Monday, November 07, 2005

France folds?

It looked like France started strong – and then falls apart. That is about the only conclusion you can get to by reading what happened last night and the weekend dispatches. There is some "tough talk" but that is all it is, talk. The low-boil, low-death L’Intifada is still going and no sign that the society wants to defend itself.
Police reported 1,295 vehicle burnings and made 312 arrests as unrest in African and Arab communities spread to Strasbourg, Toulouse and Nantes.

On the 10th consecutive night of riots, the violence reached central Paris, with four cars torched on Place de la Republique and the 17th District.

Like the French army of the last century facing down the Wehrmacht – when the going got tough, the governing French elite folded.
"Violence is not a solution," said Sarkozy, accused earlier of stoking passions by calling troublemakers "scum."

"Once the crisis is over, everyone will have to understand there are a certain number of injustices in some neighborhoods."
They should listen to suggestion at the tail end of Michael's post. Their problem is the inbred nature of their governing elite. They all went to the same schools with the same attitude. There is little alternative paths to power. It would be as if the ruling part of the Republican Party was represented by David Gergen, and all the leaders of the Democrats and Republicans all went to UNC Berkely, and together they all went to grad school at the Harvard Kennedy School of Government. UNC Chapel Hill would be considered a “radical right-wing” fringe university. The French are in a box because there is little diversity of thought by those they choose to let govern. There is a large body of French people who want action, but it ain't coming.

Sure we have our riots here, now and then. But by day two or three, the National Guard is on the streets. The people demand it. It's fun to laugh at stuff like this from LGF, but this is a serious problem that isn't going to get better by itself without a serious response from the sleeping French government.

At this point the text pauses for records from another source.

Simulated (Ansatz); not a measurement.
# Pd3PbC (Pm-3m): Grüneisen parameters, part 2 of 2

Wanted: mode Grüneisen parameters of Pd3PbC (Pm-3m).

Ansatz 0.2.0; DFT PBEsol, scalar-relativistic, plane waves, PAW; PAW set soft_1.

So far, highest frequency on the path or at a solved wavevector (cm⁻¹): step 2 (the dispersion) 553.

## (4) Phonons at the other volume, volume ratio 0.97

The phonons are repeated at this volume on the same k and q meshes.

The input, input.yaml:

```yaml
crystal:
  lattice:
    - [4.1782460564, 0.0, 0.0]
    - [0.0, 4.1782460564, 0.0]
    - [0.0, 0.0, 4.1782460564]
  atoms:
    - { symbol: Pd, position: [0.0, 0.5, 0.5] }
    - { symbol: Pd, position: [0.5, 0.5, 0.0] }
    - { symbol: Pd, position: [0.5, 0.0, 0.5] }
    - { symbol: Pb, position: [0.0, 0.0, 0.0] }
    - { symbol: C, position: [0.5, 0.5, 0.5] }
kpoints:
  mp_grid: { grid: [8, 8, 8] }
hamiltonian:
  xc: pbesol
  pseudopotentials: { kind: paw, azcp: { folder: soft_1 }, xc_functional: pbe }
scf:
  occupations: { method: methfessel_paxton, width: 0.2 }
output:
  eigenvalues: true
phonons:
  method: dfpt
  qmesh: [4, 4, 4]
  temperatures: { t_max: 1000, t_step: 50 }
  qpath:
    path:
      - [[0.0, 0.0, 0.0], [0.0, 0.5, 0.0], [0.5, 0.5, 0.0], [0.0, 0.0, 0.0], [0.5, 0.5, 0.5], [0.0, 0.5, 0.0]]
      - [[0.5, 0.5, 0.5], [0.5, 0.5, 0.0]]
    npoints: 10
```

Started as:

Even the French leader with the most spine, Sarkozy, at this point is just making empty threats. Ask my kids, and empty threats just encourge worse behavior. A week and a half of rioting proves that.
France's interior minister has warned rioters of stiff jail sentences for arson after a ninth night of violence in African and Arab communities.

Nicolas Sarkozy said setting cars on fire could "cost dear in terms of sentences" after a night which saw nearly 900 vehicles damaged.

He said the government was "unanimous about standing firm" against violence.
Interior Minister Nicolas Sarkozy had warned of stiff jail sentences.
"We are trying to be firm and avoid any provocation," Interior Minister Nicolas Sarkozy...
Bla, bla, bla. Let your actions speak, or shut up. Some excelent must reads at Power Line, Captain's Quarters, No Pasaran, Austin Bay, and by Theodore Dalrymple.

Over at The Corner a few days ago, John Derbyshire (Derb to you and me) posted part of an email from a friend of his that is an uncomfortable read, but one that today seems right on target. I quote in whole.
An acquaintance of mine -- French, currently resident in North Africa -- sent a long post about the French riots to an email group I belong to. It is a fascinating post, but much too long to paste here. I did think, though, that the following passage would interest NRO readers, so with his permission, I pass it on.

It is from a passage headed: "Why an Intifada in France?" It is among a long list of reasons given as answers to the question.

"The Iraq war: as I had noticed very strongly in Tunisia a little more than 2 years ago, the opposition of France to intervention in Iraq has been perceived as a sign of weakness, and French are since considered as Dhimmis. The change of attitude from Arabs against French has been dramatic: now I know problems of security in Tunisia, and even in the French planes to go and come from there, and in Nice (French Riviera) Airport! This opposition, probably motivated by the money earned in Oil For Terror program and by threats from Saudi Arabia and Iran, has marked the end of France as a Western country (whatever one thinks about the Iraq war per se!)."

The pathetic thing here is that if you remember, all the proper talking heads and PC pundits were pulling the “this isn’t about religion; it is about jobs, it is about education, it is about a lack of midnight basketball…” (OK, I made up the basketball thing). But now, even the polite company admits….well….it is religious.
Sarkozy has courted Muslim opinion by urging a measure of positive discrimination and setting up a Council of Muslim Faith to represent France's 5 million-strong Muslim community.
Prime Minister Dominique de Villepin met eight key ministers and the head of the Paris mosque, Dalil Boubakeur.

After the meeting, Mr Boubakeur urged a change in tone from the government.

"What I want from the authorities, from Mr Nicolas Sarkozy, the prime minister and senior officials are words of peace," he said.
Speaking of Derb, if you haven’t clicked “Derb Radio” under my favorites – you have not lived a full life.